Premium Subsonic Travel as Substitute

Diving deeper into

Boom Supersonic

Company Report
The most immediate substitute for Overture is not another supersonic airliner, it is premium subsonic travel.
Analyzed 5 sources

This points to Boom’s real competition being time saving without certification risk. A G700 or Falcon 10X already gives a CEO or head of state nonstop range, near sonic speed, private terminal access, and no airline schedule at all. For airlines, the A321XLR offers a different version of the same trade, fewer seats, more premium layout flexibility, and much lower technical risk than introducing a new supersonic fleet type.

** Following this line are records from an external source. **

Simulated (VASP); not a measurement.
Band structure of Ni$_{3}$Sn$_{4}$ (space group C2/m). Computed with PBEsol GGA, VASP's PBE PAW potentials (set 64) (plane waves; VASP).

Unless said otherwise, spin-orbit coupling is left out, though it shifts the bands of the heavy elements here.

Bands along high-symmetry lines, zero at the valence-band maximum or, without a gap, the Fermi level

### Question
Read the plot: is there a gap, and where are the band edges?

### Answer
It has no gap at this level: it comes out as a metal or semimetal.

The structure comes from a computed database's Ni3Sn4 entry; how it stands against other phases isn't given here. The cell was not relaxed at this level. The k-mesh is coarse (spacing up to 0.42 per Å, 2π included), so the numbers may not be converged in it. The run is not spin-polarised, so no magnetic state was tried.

  • Business jets solve the highest value traveler problem directly. The G700 is rated for 7,750 nautical miles and Mach 0.935, and the Falcon 10X is marketed at 7,500 nautical miles and Mach 0.925. That means many buyers can get most of the speed benefit by skipping the airline entirely.
  • For airline planners, the substitute is not private aviation, it is premium heavy narrowbody flying. The A321XLR flies up to 4,700 nautical miles, entered service in late 2024, and lets carriers open thinner long haul routes with a small business cabin instead of betting on a 60 to 80 seat supersonic aircraft.
  • That shifts Boom’s sales job from proving that supersonic is desirable to proving it is meaningfully better than very good subsonic options. The hurdle is not Concorde nostalgia. It is whether the time saved is large enough to outweigh higher acquisition, training, maintenance, and route planning complexity.

The next phase of competition will be decided route by route and customer by customer. If Boom can show that premium passengers will consistently pay business class like fares for much shorter trips, it can pull demand away from both private jets and premium subsonic cabins. If not, the market will keep absorbing more comfort and convenience through faster subsonic aircraft instead.